Some days it seems like basic capitalization is becoming a thing of the past. With texting, auto-correct, and even intuitive typing in word processing programs, it’s easy to just not bother with a silly little thing like capitalization. I’ve been guilty of rushing through a text and not bothering to check and see if my phone automatically changed the i to I or not.
Typos and all lowercase in texts to your friends is one thing, but when it comes to actual writing (as in a blog post, story, query letter, resume, school paper, etc.) capitalization matters. I’m going to highlight just the basics here. Refer to your style manual of choice (Chicago, AP, etc.) for the finer points of capitalization for things like acronyms, honorary titles for individuals or groups, headings and subheadings in articles, and so forth.
The first word of a sentence
This should be a no-brainer. The first letter of the first word of every sentence should be capitalized, even if the word is “the,” like in this sentence.
Proper names include:
People’s names – Joe, Sue Smith, or yours truly Grace Robinson
Place names – America, New York City, Grand Canyon
Other proper names (brands, stores, organizations, etc.) – the White House, the Blue Angels, Saks Fifth Avenue
In English, the only pronoun that gets regularly capitalized is “I.” This makes English unusual, because in most languages, the first person singular personal pronoun is no different from “he,” “they,” or “you.”

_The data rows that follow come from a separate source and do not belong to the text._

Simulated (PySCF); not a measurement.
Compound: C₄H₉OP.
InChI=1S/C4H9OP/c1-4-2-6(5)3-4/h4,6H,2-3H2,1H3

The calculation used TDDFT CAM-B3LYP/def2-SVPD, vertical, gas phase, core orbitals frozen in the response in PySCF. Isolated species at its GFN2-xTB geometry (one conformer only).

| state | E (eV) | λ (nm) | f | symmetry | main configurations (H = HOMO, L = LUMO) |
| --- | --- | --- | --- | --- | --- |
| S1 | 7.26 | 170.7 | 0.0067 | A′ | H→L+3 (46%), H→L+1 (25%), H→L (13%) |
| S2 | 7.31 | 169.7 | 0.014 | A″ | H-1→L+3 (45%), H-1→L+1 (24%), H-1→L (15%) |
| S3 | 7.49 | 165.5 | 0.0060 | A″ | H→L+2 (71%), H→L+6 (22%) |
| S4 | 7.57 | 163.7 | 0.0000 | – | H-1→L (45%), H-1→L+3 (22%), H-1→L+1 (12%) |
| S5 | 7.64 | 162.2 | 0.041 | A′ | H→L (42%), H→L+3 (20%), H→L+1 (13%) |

Book, movie, and song titles
The Notebook – as in the Nicholas Sparks novel, or the movie based on his novel. If you’re writing about just a random notebook, it would not be capitalized – unless it’s the first word of the sentence, of course.
“Let it Go” – a perfectly normal phrase, but if you’re referring to the song from Frozen (see, more capitalization), then it now goes in caps.
Other Really Important Words
This is sort of a joke, and sort of not – it mostly depends on context. Unconventional capitalization can be used for humorous effect in a blog post, like this Really Important Post about Capitalization that you’re currently reading. Capitalizing ordinarily non-proper nouns is common in genre fiction like fantasy, such as the One Ring in Tolkien’s Lord of the Rings. “One” and “ring” are common, unimportant words, but in the context of that story, the capitalization lets the reader know that this particular Ring is anything but common.
One important thing to note, though, about capitalizing ordinary words for emphasis: it’s basically universally agreed that texting or posting on social media IN ALL CAPS is the equivalent of shouting, and should be used sparingly. And by sparingly, I mean putting ONE word in all caps for emphasis, NOT THE ENTIRE BLASTED POST. (That’s my opinion – and widely-agreed-upon internet etiquette).
So there you have it – a few small basic rules of capitalization. As I mentioned, please refer to an actual style guide if you get bogged down with capitalization details. But in the meantime, sticking to these basic rules for school papers and internet posts can help add a little professional polish to your work.